About 20 people gathered outside of Long Beach City Hall Tuesday evening chattering among themselves when one amplified voice broke through the conversations.
“What do we want? Justice! When do we want it? Now,” Winston De Laurier, one of the leaders present at the ANSWER Coalition’s protest, cried out over his megaphone to those inside the building and people passing.
He called for the firing of chief Robert Luna, and asked police to look back into potential false convictions and end alleged cover-ups.
The crowd surrounding De Laurier was made up of members from organizations such as People of Long Beach, a local Black Lives Matter chapter and the Long Beach Reform Coalition.

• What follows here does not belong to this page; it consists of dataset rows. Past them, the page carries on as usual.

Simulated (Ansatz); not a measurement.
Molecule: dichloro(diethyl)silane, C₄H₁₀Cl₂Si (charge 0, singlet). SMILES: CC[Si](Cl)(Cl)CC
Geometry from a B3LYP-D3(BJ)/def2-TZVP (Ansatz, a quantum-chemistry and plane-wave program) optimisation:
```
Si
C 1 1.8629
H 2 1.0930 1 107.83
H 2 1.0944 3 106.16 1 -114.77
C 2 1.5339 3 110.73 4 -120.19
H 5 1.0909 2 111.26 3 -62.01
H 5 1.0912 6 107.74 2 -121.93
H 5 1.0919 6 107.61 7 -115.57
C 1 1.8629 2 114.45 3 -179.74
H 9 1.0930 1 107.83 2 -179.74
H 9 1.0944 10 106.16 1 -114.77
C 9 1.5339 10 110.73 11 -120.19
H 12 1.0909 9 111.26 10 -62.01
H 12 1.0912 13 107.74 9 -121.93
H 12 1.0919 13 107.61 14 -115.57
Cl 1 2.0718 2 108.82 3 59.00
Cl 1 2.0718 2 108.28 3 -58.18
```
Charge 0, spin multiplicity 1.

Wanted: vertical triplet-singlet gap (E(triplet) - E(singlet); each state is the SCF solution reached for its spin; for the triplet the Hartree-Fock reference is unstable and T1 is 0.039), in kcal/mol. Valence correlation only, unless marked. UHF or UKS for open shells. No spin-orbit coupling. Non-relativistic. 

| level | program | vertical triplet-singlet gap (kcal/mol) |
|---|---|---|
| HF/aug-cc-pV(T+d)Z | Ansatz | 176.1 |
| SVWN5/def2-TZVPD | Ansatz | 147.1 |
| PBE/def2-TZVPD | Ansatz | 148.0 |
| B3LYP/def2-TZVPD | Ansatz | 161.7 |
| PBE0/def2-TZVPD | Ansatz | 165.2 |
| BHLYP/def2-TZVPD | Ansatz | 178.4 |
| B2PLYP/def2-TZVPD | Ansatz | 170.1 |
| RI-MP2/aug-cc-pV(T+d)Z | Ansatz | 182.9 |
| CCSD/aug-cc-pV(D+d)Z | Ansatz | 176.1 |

The protest was fueled by what they believe to be a series of scandals surrounding the Long Beach Police Department, along with a recent report from Al Jazeera in which unnamed current and former officers claimed that the department was using self-deleting messaging app Tiger Text to conceal communications and evidence among themselves.
“[The] ANSWER Coalition called this rally in the hopes that community members and other organizations would come out to take a stand against LBPD,” Doug Kauffman, rally organizer from the ANSWER Coalition, said. “[To stand against] the recent scandal that’s made international news, that they’ve been destroying evidence from 2014 to now and willfully so.”
Kauffman said he found the city’s lack of knowledge on the subject was a sign of its ignorance and raised the question of the “legitimacy” of the city government, including elected officials.
“It’s really important that they do have better working knowledge of what they’re doing, because Long Beach police are one of the most violent and brutal in the country,” Kauffman said. “An incident report from the Metro shows that [the LBPD] has been working on the trains for only a year, and yet they account for over 72 percent of all the arrests in the entire Metro system of L.A. County.”
In addition to the Tiger Text report, family members of those who lost their lives in incidents involving the LBPD were present, including Pamela Fields, whose son Donte Jordan was murdered in an officer-involved shooting in November 2013.
“[My goal] is bringing awareness and letting them know that I have not forgotten about my son,” Fields said. “None of these other family members [have forgotten either]. I’ve been coming for five years now, whenever somebody is killed, I’m probably one of the first ones on the scene, because I know what it feels like, especially as a family and as a mother.”
Fields was also joined by another mother, Rosa Moreno, whose son allegedly lost his life at the hands of the LBPD.
“We’re here because on August 29, 2017, at the Metro station, the police threw my son in front of an oncoming train,” Moreno said. “Ever since then, my family has been devastated. He was my only son, the only son I’ve ever had.”
Moreno, whose daughter Evelia Granados helped translate, was the mother of Cesar Rodriguez, a man who was reportedly thrown in front of a Metro train by an LBPD officer last year. The officer is still employed by the city and working for the police department, according to a report from CBS News.
De Laurier and the other protesters called out for justice for the lives of various family members, shouting their names multiple times before moving to the next name.
After about an hour of protesting in front of City Hall, the group headed toward the Long Beach Police Department in Downtown Long Beach, attracting the attention of drivers who honked in response to the group’s message of exposing corruption and scandal in the department.
“We don’t get no justice, you don’t get no peace!” the group cried out in unison to the department. “Jail killer cops! Lock them up!”
The protest outside continued and attracted the attention of a few of the police officers inside. One black officer had racial and anti-police slurs shouted toward him as he headed to his car, smiling and ignoring the words said at him.
Vincent Pina, a local supporter, called out to the apartments and businesses across the street, asking them to open their eyes to the fact that their “neighbors are killers,” with one neighbor responding, “power to the people.”